As ever, the FA Cup Final will once again take place at Wembley Stadium this summer. Since the opening of the new stadium in 2007, every cup final has taken place at this ground following a short break whereby it was played at the Millenium Stadium in Cardiff during the refurbishment of Wembley. This will be the tenth anniversary of the return of the competition’s final to the English national stadium.

Which team’s fans will be walking down Wembley Way in May? (Getty Images)

This year, the match will take place following the end of the Premier League season, once week before the Champions League Final on May 27th 2017. The kick-off time will be 5:30pm.

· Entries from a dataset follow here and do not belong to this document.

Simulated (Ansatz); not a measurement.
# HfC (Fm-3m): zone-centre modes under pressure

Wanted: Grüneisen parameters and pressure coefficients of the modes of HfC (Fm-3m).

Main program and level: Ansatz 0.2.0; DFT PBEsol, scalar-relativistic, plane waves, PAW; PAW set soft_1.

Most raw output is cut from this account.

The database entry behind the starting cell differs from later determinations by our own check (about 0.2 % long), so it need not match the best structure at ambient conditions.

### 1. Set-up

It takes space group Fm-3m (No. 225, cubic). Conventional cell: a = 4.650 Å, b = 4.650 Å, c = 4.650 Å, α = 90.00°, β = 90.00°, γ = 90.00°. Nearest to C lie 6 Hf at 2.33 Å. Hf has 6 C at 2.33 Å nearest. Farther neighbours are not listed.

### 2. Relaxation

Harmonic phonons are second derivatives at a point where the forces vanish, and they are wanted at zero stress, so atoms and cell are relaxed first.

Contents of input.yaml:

Who will play in the FA Cup Final?

After two enthralling semi-finals last month, we now know that we’ll be seeing a London derby at Wembley Stadium to finish off the domestic football calendar as Arsenal and Chelsea make the short return journeys to English football’s home for the final on Saturday May 27th.

The Gunners overcame Preston and Southampton in Rounds 3 and 4 respectively before beating non-league sides Sutton United and Lincoln City, followed by an Extra Time victory over Manchester City at the semi-final stage.

Chelsea meanwhile overcame EFL sides Peterborough United, Brentford and Wolverhampton Wanderers before beating Manchester United at home in the Quarter Finals and then another London rival, Tottenham Hotspur, in the semis.

Past Winners and Finals

Manchester United are the current holders of the FA Cup after they overcame Crystal Palace in Extra Time of the 2016 final at Wembley last May thanks to a Jesse Lingard strike.

After that victory, the Red Devils are the now the joint-most successful team in the history of the competition alongside Arsenal, who won the competition in the two seasons previous to United’s victory last time out.